Well, you can see why she won the Democratic primary.

She's said that women who have children are supporting the "patriarchy," and has encouraged "self-managed, at-home abortions" in states that ban the procedure.

And a 2019 video showed her screaming and sobbing while state troopers dragged her out of Tennessee Gov. Bill Lee's office after she dashed in without authorization. [bold added]
No wonder Reynolds says she'd make AOC look like a dignified stateswoman.

Let me add: She also makes Donald Trump look sane by comparison.

Her opponent, Matt Van Epps, defeated her by 9 percent, which was close to both what Democrats expected and the party affiliation gap in the redrawn district -- after big assists from his party, with "Trump campaign[ing] virtually on Van Epps's behalf in the closing days of the race," and "Republicans ... spending an unusually large amount of money in the district 'in a desperate last-minute attempt to avoid a Democratic overperformance'." according the Guardian.

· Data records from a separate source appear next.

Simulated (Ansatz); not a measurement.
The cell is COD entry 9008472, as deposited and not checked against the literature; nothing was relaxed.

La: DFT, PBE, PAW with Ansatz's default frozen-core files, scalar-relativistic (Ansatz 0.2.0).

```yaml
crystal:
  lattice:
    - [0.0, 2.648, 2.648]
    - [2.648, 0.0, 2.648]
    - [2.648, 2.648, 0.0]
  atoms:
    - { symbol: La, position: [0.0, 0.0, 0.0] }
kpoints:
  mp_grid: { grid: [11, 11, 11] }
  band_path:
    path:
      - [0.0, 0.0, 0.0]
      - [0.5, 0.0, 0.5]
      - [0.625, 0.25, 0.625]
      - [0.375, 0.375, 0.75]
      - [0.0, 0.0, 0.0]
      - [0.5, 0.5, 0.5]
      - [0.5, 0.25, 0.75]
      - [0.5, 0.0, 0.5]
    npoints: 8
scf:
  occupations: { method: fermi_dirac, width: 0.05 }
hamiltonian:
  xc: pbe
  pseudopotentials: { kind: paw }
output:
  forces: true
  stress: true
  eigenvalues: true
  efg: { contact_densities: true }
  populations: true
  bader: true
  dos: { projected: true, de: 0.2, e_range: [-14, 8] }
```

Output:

Both parties will crow about the result, but I fail to see bragging rights for either. Rather, I remember the words of a Trump supporter whose business is being battered by Trump's tariffs, but who even now defends his vote:
Even after losing his business to Trump's policies, he stands by his vote: "Given the two people running, regardless of what they said on the campaign trail, I would've voted for President Trump again."
Reynolds attributes the closeness of the race to apathetic GOP voters, but even if we grant that Behn would get strong support from regular Democrat voters, might her nuttiness have muted discontent from Republican and independent voters?

When both parties are crazy and espouse anti-freedom, anti-prosperity policies, it can be hard even for non-partisans to read the tea leaves. That said, this was a race between a veteran (in the South no less) and a crazy person. If I were a Republcan, I wouldn't puff my chest out too much over this win.